Trip Stories: "The Shortcut"

This story comes in from camper Keenan about his first round trip (and first trip with Camp Voyageur) in the Boundary Waters. What had initially started as a pretty regular route ended up becoming arguably the most adventurous trip of the first round to go out!

I went on my first trip at CV with Harrison, Stephen, Nick and Dylan. We spent most of our time on the Lac La Croix lake region in the northwest Boundary Waters. On day four, we attempted to reach Contentment Lake. Stephen the counselor Dylan the ‘big man’ exclaimed, “We should take a shortcut. It’s a bushwhack, but only a little one.” And we all agreed, thus beginning our adventure.

Now, there’s a little context behind the group’s decision to take their shortcut. They had spent a day on Lac La Croix attempting to build a sailboat by lashing their canoes together and using their tent’s rainfly as a sail. And their efforts were not in vain! They were sailing around Lac La Croix performing maneuvers that modern sailboats do on a routine basis, such as tacking and jibing. However, the project had taken the better part of a day and consequently set them behind schedule. Thus, we arrive at the group decision to take a “shortcut.”

IMG_2495 The fully functional sailboat the crew created using their two canoes and the tent’s rainfly.
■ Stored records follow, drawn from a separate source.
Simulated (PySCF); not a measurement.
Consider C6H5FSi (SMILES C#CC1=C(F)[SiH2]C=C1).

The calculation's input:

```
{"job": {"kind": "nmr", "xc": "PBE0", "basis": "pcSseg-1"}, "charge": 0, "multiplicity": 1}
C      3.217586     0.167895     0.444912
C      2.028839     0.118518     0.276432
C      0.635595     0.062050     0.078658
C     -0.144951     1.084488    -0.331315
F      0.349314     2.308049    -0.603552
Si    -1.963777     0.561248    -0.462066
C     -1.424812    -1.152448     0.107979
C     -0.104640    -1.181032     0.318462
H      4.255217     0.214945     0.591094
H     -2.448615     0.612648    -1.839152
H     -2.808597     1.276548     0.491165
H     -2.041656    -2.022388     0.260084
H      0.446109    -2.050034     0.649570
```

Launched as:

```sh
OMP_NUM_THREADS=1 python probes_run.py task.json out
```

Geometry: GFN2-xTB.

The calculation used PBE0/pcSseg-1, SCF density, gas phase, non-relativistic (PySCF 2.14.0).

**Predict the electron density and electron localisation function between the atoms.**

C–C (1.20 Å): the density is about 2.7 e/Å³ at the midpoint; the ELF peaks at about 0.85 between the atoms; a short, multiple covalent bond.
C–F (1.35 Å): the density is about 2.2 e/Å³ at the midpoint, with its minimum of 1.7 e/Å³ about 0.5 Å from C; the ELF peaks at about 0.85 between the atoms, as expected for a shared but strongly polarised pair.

After some paddling, we arrived at the lake where we would begin our bushwhack* (a North American term for hikers and cross-country skiers who engage in travel by making their own trails). We decided to search for an alternative trail at that point, as we were not entirely sure if the location we initially settled at was the best way over. We kept on paddling until we stumbled upon a tiny, unmaintained trail that led us directly into a swamp. After several hours of arduous travel with all our gear, we decided it was time to turn around and return to our first location of bushwhacking. Within several minutes of bushwhacking there however, fatigue turned into regret.

We chose to leave our canoes and bring our gear across first, sparing our energy. We made it to Contentment Lake (our destination, deserving of the name) in about an hour. However, we still needed our boats at the beginning, which Stephen and Dylan heroically retrieved. At one point, the mosquitoes became so annoying that we draped ourselves in a tarp while waiting for our canoes to arrive at the end. By the time they got back, it was well past dusk and we were all exhausted, physically and mentally. We quickly found a campsite, ate, and retired for the night.

We awoke the next morning, determined to make it back to camp. We were less than a day away. Fortunately, the campsite we had chosen to camp at was actually meant for hikers, and a small, unmaintained hiking trail would take us to East Loon Bay. After this, it was a short paddle up the Little Indian Sioux river to the landing we were being picked up at. However, there was one small problem; the hiking trail was 3.5 miles long, making it one of the longest portages in the entire Boundary Waters.

After a long day of hiking and paddling, we eventually made it to the landing and pulled into camp just in time for dinner, despite being 4 hours late to the pickup spot. It was a Voyageur’s welcome, for as soon as we walked in the door, the entire camp stood up and cheered us on. And then of course, we feasted…

When asked a week later to reflect on his trip, Keenan commented,

Well, it was definitely a challenging trip. Probably the hardest thing I’ve ever done. But looking back, I kind of enjoyed it. Even though it was crazy to think we had done that bushwhacking, and I would never do it again, I can really appreciate it now. I’d like to do something else like it in the future. It was a very rewarding experience.

DCIM106SPORT The group looks out from a vantage point along the Moose River. First day of the trip.